Password protect your site. Depending on your needs, you can use a shared password, individual accounts specific to your site, or something like Facebook Connect / OAuth / OpenID.
You can try a robots.txt file, but that will only keep well-behaved robots away. Attackers will, of course, ignore it.
You can firewall off your server so people can only access it from a certain subnet. If everyone using the site has access to the same VPN, then they can use VPN to access the site.
If you don't like any of #Trott's suggestions - A simple CAPTCHA replacement, but I am not sure for how long (a somewhat sophisticated attacker could crack it):
Add this into your form:
<input name="dummy" value="" style="display: hidden"/>
Then in your server code,
if params['dummy'].empty?
# user
else
# spambot!
end
This relies on spambots compulsively filling out unknown form fields (so that they don't leave out any mandatory ones); but a user will never see it, and thus always leave empty.

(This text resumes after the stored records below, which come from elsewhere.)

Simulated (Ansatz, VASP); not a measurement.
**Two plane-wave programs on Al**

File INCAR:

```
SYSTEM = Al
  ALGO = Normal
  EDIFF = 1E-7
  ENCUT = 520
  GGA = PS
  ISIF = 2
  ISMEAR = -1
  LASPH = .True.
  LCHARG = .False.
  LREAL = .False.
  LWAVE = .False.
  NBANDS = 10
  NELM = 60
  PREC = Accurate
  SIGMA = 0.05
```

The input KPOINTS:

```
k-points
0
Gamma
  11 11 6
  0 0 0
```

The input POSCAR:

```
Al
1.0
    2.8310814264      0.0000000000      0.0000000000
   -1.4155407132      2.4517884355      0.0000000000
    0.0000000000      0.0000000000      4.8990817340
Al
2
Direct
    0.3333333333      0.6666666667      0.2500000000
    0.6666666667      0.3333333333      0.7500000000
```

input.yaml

Dynamic url shortening script for text input

We are looking for script, which automatically detects url, as you type and shorten it, in text input window, before press "submit". The shortening service used is http://yourls.org/
Have you tried implementing one yourself? Deploy the shortener to your own web site (it's written in PHP, as far as I can see from a cursory glance at the web site) and provide a simple Ajax endpoint which will dynamically perform a shortening conversion, then implement calls to that from the main page using JavaScript.
You might want to impose a reasonable delay to allow the user to finish typing, to avoid performing lots of unnecessary conversions of bogus URLs (which may require, e.g. writes to a file or database - I haven't looked at how the library referenced does things).
I'm not sure what you're trying to achieve; if you create new shortened URLs for each substring before the user has finished typing the full URL, you will just proliferate your database.
I don't see how shortening a URL before it's finished makes sense.
If you want to relieve the user from the arduous task of clicking the submit button, then initiate the submit using javascript (jQuery, or something). I'm not sure if that's what you want to do.
http://monkeytooth.net/2010/12/htaccess-php-how-to-wordpress-slugs/
simple means of implementing the concept its a lot more easier than one would think. Querying a DB or some other means of matching the slug/id with the that of which is found in the URL wouldn't be all to hard either. The linked article doesn't really go in depth as what to do next but catching and breaking the URL apart is the essential process of making it work. I have person used the method myself on several sites and it works like a charm for me and the sites it was used on.

How do I implement a secure upload/download area?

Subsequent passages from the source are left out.